[Ilfracombe.
ILFRACOMBE.
There are great numbers of amiable, but characterless, people, who have so little individuality or so much exaggerated loyalty for Royal personages and reverent respect for the aristocracy, that the well-advertised fact of those bright and shining ones having visited this resort, that, and the other is sufficient to make the fortune of those places. Many years ago, the then Prince of Wales made holiday at Ilfracombe, and the local guide-books have never allowed visitors to forget the fact, even although it was when he was a boy. He went out riding a pony known afterwards to fame as “Bobby.” Alas! poor Bobby. As the guide-books have cleverly discovered, even “the fact of having carried a Royal personage did not render Bobby immortal, and his death deprived Ilfracombe of an attraction to its visitors, and a large income to its owner.” It was a sorry thing for Bobby that ever he carried a Prince of Wales, for, ever afterwards, he was condemned to the drudgery of long, long days carrying the children of the lower middle (and super-loyal) classes. To seat little Frankie or little Cissie upon that sanctified pony was, in some vague way, to come into touch with the Royal family; to give him a carrot was equivalent to (but less expensive than) presenting a purse to a Princess at a charity meeting. Bobby was transfigured, like the objects sung by the satirist:
“A clod—a piece of orange-peel—
An end of a cigar—
Once trod on by a princely heel,
How beautiful they are!”
But the poor animal’s glory was hardly earned. Loyalty, expressed in terms of an unending burden of children, at last wore him out, and he died.

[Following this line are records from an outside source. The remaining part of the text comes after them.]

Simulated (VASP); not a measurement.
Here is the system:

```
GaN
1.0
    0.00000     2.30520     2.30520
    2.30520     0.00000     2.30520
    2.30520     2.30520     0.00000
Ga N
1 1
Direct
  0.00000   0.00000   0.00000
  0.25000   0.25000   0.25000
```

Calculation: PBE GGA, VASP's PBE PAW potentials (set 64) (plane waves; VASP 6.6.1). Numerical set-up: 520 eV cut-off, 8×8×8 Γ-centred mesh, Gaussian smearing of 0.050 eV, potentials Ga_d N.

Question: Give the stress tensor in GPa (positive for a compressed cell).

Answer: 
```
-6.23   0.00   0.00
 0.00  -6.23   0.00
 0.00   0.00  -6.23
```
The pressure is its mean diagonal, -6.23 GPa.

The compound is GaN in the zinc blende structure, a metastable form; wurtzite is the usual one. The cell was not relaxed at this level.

For a loving list of the great who have visited the town, you must please to look in those guide-books for yourselves, but we learn that “no year passes without some distinguished personage treading the ground of beautiful Ilfracombe, and giving another start to a new chapter of the town’s progress as a fashionable resort.” That remains true; I, myself, was there last year.
The old parish church has of late been little altered. It stands high at the west end of the principal street, midway between the deeps of the harbour and the alpine heights on which the railway terminus is placed, and its approach is by a steep flight of stone stairs.
There is something of almost every architectural period in Ilfracombe church, but the workmanship was ever of so homely a character that the styles all blend into one rude mass. The tower ascends in a singular diminishing fashion. In the large and crowded churchyard you notice most distinctly, as you are indeed intended to do, a stone recording no fewer than nine centenarians who lived and died at Ilfracombe between 1784 and 1897. This by way of advertisement of the astonishing salubrity of the place; but an inhabitant of Brighton chancing this way would be amused. At Brighton there are generally to be found half a dozen hale and hearty centenarians.
Odd names are not infrequent; for example, “Humphrey Rottenberry,” and Ann of the same name, who died aged 94, and thus nearly became one of those witnesses to the supreme value of the Ilfracombe air. Herapaths, too, abound.
The interior of the church is something of an architectural puzzle, owing to the additions made in succeeding ages. The grotesque thirteenth-century stone corbels supporting the waggon-roof and its array of wooden angels, are particularly interesting. They form a strange assemblage of monsters, in which some see only a freakish imagination; but many of them are illustrations of legends once current in this romantic shire. Prominent among them are the lean cow, Chiche-vache, and the well-conditioned cow, Bycorn: the first in so sorry a condition because her only food, according to the old story, was good women; the second so plump by reason of her diet being exclusively good and long-suffering husbands—and such, we all know, abound.